Back

Building a Recursive Descent Parser for JSON (in Rust), Part 01

JSON is cool, but parsers are even cooler, so why don't we try building a JSON parser from scratch!

6 views
23 min read
30th August, 2024
#Rust#JSON#Technical
Hero Img

Table of Content

  1. Introduction
  2. Hmm, So What Exactly is Parsing?
  3. How does Parsing Work?
  4. Environment Setup
  5. Project Setup
  6. Writing The Tokenizer (Lexer)
  7. Context-Free Grammar (CFGs)
  8. Writing The Parser

Introduction

This post is long and rather technical, you might want to grab a coffee for this

Parsers are crucial in the technology we use daily as software engineers, from code linting and syntax analysis to interpreters and compilers. There's no doubt understanding (to a certain extent) the intricacies of how they work can give valuable insights and help you level up as a programmer.

We'll build a flavor of parsers known as "Recursive Descent Parsers", which use a set of mutually recursive functions to elegantly parse any valid JSON string.

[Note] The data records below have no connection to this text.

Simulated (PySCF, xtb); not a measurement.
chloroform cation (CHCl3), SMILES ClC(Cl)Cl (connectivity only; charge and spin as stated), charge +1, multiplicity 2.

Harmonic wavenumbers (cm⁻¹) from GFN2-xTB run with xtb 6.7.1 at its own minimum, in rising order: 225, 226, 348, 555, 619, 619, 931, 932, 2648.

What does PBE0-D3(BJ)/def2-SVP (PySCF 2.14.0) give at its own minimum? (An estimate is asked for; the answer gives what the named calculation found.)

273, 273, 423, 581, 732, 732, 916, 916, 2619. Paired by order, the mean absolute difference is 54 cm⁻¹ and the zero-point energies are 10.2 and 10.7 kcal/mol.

In this blog post we'll mostly focus on the tokenizer, and in part 2 we'll write the actual parser. I'll be implementing our parser in Rust, but even if you're not a fan of the language, you can always reproduce this in any language you like. (bonus points if you choose C).

Here's the official JSON specification as a guide.

Hm, So What Exactly is Parsing?

Doing a quick Google search, we have:

Parsing, syntax analysis, or syntactic analysis is the process of analyzing a string of symbols, either in natural language, computer languages, or data structures, conforming to the rules of a formal grammar.

Note the keyword "formal grammar". It's the instructions telling our parser how to deal with each token it encounters. In Recursive Descent (RD) Parsing, each "non-terminal" is defined as its own recursive function that yields a result; and starting from the root non-terminal, others are called recursively. Don't worry if you don't know what a "non-terminal" is yet, we'll go over that later.

Alright, alright, that sounds cool and all, but why should I bother writing my own parser you ask? There are tons out there already! Good question! Well, if you're like me, who's very curious about what makes these tools tick, then I'm sure you're going to enjoy learning and implementing your own from scratch!

Plus, if you're going to write your own programming language (or compiler) someday, you can't escape parsing theory ;)

How does Parsing Work?

Parsing is broken down into two major stages:

  1. Tokenization (lexical analysis), and
  2. Parsing (actual parsing)

Tokenization:

This is the process of classifying parts of the string as tokens (or lexemes) so that the parser can work with them. For instance, let's look at this JSON file content:

{
    "name": "Rust",
    "version": 1
}

Several tokens are present here, for example, those braces "{" and "}", so our program will have tokens corresponding to the left and right braces. There are also a couple of strings in there, so we'd have a "string" token too. Notice the colon (:) and commas (,), these would have their corresponding tokens. You get the idea; things like whitespace are generally ignored.

Parsing:

This is where the actual magic happens, our parser takes a list of the tokens we extract from the tokenization stage and converts them into something useful. JSON looks a lot like a standard computer science hash map, so we'll convert our JSON string into a Rust hash map.

Environment Setup

We're writing the parser in Rust so I assume you have the binaries installed on your system. If not, you can head over to their docs and follow the instructions for your OS. I'm on a Linux build so installation is fairly simple:

$ curl --proto '=https' --tlsv1.2 -sSf <https://sh.rustup.rs> | sh
$ rustup --version

Project Setup

Let's set up a new Rust project using cargo and open it up.

$ cargo new json-parser
$ cd json-parser

Writing The Tokenizer (Lexer)

Ok, we're in, firstly I'll change the classic "Hello World" to "JSON Parser"

src/main.rs
fn main() {
    println!("JSON Parser");
}

Compiling this using cargo run you should get the output "JSON Parser", alright. We're good to go. Let's start by getting user input. You can delete the println macro.

src/main.rs
use std::io::{self, Write};
 
fn main() {
    let mut json_path: String = String::new();
 
    print!("> JSON File Path: ");
    io::stdout().flush().unwrap();
    io::stdin()
        .read_line(&mut json_path)
        .expect("Could not read file path.");
 
    let json_path: String = json_path.trim().to_string();
 
    println!("\n{json_path}");
}

Let's break this down. First, we're creating a mutable string reference, json_path to hold our json file path. Then we flush the input buffer before reading input. We're going to use trim() to remove any leading or trailing whitespace that might be present and finally, we print the result. Running this, you'd get prompted for a path and it gets printed!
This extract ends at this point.